I agree with Sergey that "this problem was just hidden in the previous version as resources were not released properly".

I tried to reproduce in Java (not remote graph) but failed. @Charles, are you able to release the complete recipe of your code, or spot anything that I am missing?

My code is as follows (you can put it in JanusGraphTest.java and run):

@Test
public void testTransactionIssue() {
JanusGraphVertex v1 = tx.addVertex(T.label, "company", "companyId", 44507);
JanusGraphVertex v2 = tx.addVertex("status", "APPROVED", "workerId", 123, "lastName", "A", "firstName", "aa");
JanusGraphVertex v3 = tx.addVertex("status", "APPROVED", "workerId", 124, "lastName", "C", "firstName", "a");
JanusGraphVertex v4 = tx.addVertex("status", "APPROVED", "workerId", 125, "lastName", "aa", "firstName", "C");
v1.addEdge("EMPLOYS", v2);
v1.addEdge("EMPLOYS", v3);
v1.addEdge("EMPLOYS", v4);
tx.commit();
newTx();
List list = tx.traversal().V().has("company", "companyId", 44507).out("EMPLOYS").has("status", "APPROVED").skip(0).limit(1).elementMap("workerId").toList();
tx.traversal().V().has("company", "companyId", 44507).out("EMPLOYS").has("status", "APPROVED").skip(1).limit(1).elementMap("workerId").toList();
tx.traversal().V().has("company", "companyId", 44507).out("EMPLOYS").has("status", "APPROVED").skip(0).limit(2).elementMap("workerId").toList();
tx.rollback();
tx = graph.newTransaction();
tx.traversal().V().has("companyId", 44507).out("EMPLOYS").has("status", "APPROVED").skip(0).limit(1).elementMap("workerId").toList();
tx.traversal().V().has("companyId", 44507).out("EMPLOYS").has("status", "APPROVED").order().by("lastName").by("firstName").skip(1).limit(1).elementMap("workerId").toList();


graph.traversal().V().has("companyId", 44507).out("EMPLOYS").has("status", "APPROVED").skip(0).limit(1).elementMap("workerId").toList();
graph.traversal().V().has("companyId", 44507).out("EMPLOYS").has("status", "APPROVED").order().by("lastName").by("firstName").skip(1).limit(1).elementMap("workerId").toList();
}


Boxuan Li
 

I guess this has something to do with race conditions. Although I couldn't reproduce the exact issue, I found a similar race condition that caused an NPE in `expireSchemaElement` method (https://github.com/JanusGraph/janusgraph/issues/2898).  The fix is here: https://github.com/JanusGraph/janusgraph/pull/2899 which will be released in the next minor version (0.6.1). This PR also includes the temporary fix proposed by Sergey:

public InternalVertex getInternalVertex(long vertexId) {
// TODO temporary fix
if (isClosed()) {
return null;
}
//return vertex but potentially check for existence
return vertexCache.get(vertexId, internalVertexRetriever);
}

If anyone is able to find a steady way to reproduce this issue and/or encounter a similar NPE issue somewhere else, please let me know, thanks! A code review is also very welcome.

Best,
Boxuan


Umesh Gade
 

We faced below NPE with JG 0.6.0 while creating new vertex. Not sure if this is related but never seen this exception with earlier JG versions. 

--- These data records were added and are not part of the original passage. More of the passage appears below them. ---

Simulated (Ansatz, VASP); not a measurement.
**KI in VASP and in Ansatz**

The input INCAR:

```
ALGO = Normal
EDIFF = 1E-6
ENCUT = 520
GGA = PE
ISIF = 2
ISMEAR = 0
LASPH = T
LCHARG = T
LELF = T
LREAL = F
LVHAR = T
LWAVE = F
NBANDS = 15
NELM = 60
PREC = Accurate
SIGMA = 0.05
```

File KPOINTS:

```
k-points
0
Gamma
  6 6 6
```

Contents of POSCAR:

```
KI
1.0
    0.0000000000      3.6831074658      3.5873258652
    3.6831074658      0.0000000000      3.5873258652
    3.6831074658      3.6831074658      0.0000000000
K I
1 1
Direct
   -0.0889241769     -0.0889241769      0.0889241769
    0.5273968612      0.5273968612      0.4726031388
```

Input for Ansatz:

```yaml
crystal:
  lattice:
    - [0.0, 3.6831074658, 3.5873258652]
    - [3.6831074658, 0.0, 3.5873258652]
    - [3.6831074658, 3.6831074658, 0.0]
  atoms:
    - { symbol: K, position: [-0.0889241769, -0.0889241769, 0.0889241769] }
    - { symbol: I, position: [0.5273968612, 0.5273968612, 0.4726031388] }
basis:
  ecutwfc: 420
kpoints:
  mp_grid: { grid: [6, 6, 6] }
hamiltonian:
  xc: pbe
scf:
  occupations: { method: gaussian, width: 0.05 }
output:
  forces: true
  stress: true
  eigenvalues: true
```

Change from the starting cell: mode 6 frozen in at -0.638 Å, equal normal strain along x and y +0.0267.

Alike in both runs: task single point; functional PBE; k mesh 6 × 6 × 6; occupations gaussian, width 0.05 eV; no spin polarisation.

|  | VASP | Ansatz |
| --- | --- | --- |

java.lang.NullPointerException: null
        at org.janusgraph.graphdb.types.VertexLabelVertex.isPartitioned(VertexLabelVertex.java:41) ~[janusgraph-core-0.6.0.jar:?]
        at org.janusgraph.graphdb.types.VertexLabelVertex.hasDefaultConfiguration(VertexLabelVertex.java:67) ~[janusgraph-core-0.6.0.jar:?]
        at org.janusgraph.graphdb.transaction.StandardJanusGraphTx.addVertex(StandardJanusGraphTx.java:579) ~[janusgraph-core-0.6.0.jar:?]
        at org.janusgraph.graphdb.tinkerpop.JanusGraphBlueprintsTransaction.addVertex(JanusGraphBlueprintsTransaction.java:127) ~[janusgraph-core-0.6.0.jar:?]
        at org.janusgraph.graphdb.tinkerpop.JanusGraphBlueprintsGraph.addVertex(JanusGraphBlueprintsGraph.java:143) ~[janusgraph-core-0.6.0.jar:?]